Then came a surprise. The Muslim warden at the door, usually cagey and nervous about non-Muslims entering the mosque whenever I’ve come here before, was very welcoming. I think he recognised me. He produced a light hooded cloak for Morgan to wear, to cover her head and the profane jeans and sweater she was wearing, then he took us through to the place where we remove our shoes. He was smiling and seemed happy to have foreigners visiting.
We entered the vastly carpeted main hall and wandered around. The arched ceiling is lovely, and the tombs of Isaac, Rebekah and others of Abraham’s family are there, containing remains thousands of years old. It’s a bit like a carpeted cathedral.
Then we went into Abraham’s tomb. I find this place stirring – the energy here is so dense with holiness and power that it makes me feel weak in the knees every time I come here. Two other guides were watching, fascinated at how this (they thought) tourist had obviously gone into a deep meditation, standing quietly before the tomb, transfixed.
I stood there awhile, losing track of time. I love the Ibrahimi Mosque. It’s deep, profound. The sense of presence is captivating. If you want to experience true holiness, come here.
Before long we were out. Time was actually pressing. We needed to get back to Bethlehem because Aisha was coming to stay the night and I needed to let her in. I collected a camel-hair rug which, on the way down, I had bought from a trader who has become a friend. He’s a Palestinian with the nickname ‘Manchester’ because that’s where he lived before returning to Hebron. He has lovely, colourful traditional hand-woven rugs and hangings made in the villages south of Hebron – I’d love to buy a truckload of them to distribute around my friends. But I bought just one for 350 shekels (£70), which I shall treasure. We continued up through the souk, emerging into the crowded main streets of lower Hebron and soon to sit in a bus for Bethlehem.

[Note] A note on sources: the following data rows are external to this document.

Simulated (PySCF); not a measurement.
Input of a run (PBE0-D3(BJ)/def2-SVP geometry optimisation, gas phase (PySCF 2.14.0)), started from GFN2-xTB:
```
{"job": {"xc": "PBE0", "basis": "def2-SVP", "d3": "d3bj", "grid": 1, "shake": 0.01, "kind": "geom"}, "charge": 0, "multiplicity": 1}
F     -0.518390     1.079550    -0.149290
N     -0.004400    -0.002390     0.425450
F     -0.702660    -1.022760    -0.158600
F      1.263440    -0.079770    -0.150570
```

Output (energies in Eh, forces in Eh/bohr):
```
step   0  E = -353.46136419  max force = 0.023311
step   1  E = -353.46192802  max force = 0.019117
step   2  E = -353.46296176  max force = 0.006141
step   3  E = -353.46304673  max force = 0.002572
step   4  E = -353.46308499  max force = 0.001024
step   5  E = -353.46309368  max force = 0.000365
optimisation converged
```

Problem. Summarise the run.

I feel I have a past-life connection with Ibrahim the Patriarch. Having taken Morgan to see him felt right – almost as if ordained. She has been really taken by Palestine, and this event will be a highlight, methinks. An old friend from Glastonbury is coming to the Middle East in January, visiting Jordan, Palestine and Egypt, and I think I’ll bring her here too. I have sent out so many signals to old friends, offering a place to stay for free, and a memorable adventure, and she’s the only one who has acted on it thus far. A ‘new age Christian’, she’s a dedicated community activist in Glastonbury, and I know in my bones that this will be a pilgrimage of the heart for her, a journey of reconnection with something deep down. Perhaps she’s starting a new chapter in life. I feel privileged to pay my part.
When we got back to the school, two of Aisha’s English students were there in their car with her. Though many Westerners think this is a male chauvinist place where women are controlled by men – not entirely true because many of the submissiveness patterns in Arab women are actually passed down from mother to daughter and chosen and reinforced by women – there’s a touching side to it. Women are very much protected by men. Apart from the fact that it gives them an extra half hour of informal English-language chattering with Aisha, these guys go out of their way to save Aisha taxi-fares and getting around alone. Palestine is not at all dangerous for a woman on her own but it is haram, sacred, to protect and support women, and there’s a touching and honourable side to it.
That evening I was honoured and blessed to cook for and look after two ladies. Morgan visited Palestine a year ago with her brother, returned to the States and came back here as soon as she could, and she is thinking seriously of finding a way to stay here longterm. She has fallen in love with her village of Al Aqaba. It was valuable for her to meet Aisha to find out more about the ins and outs of marrying into Palestine. Aisha (pronounced Ay-ee-sha), English, seems happy to have done so. Whether it’s right for Morgan I cannot tell, but she’s not entirely American, having grown up in Japan, Hong Kong and India. It’s a big decision to make.
Whenever I go to Hebron, my soul gets rumbled, shaken and quaked. Something is going on inside me. I don’t know what it is, but it feels alright. Perhaps my angels are rearranging my inner circuitry. Or perhaps I’m making a deep decision I’m yet to become aware of. Or perhaps I have a case of immaculate concussion. Whatever it is, 2012 is starting soon, and I don’t think this is going to go away.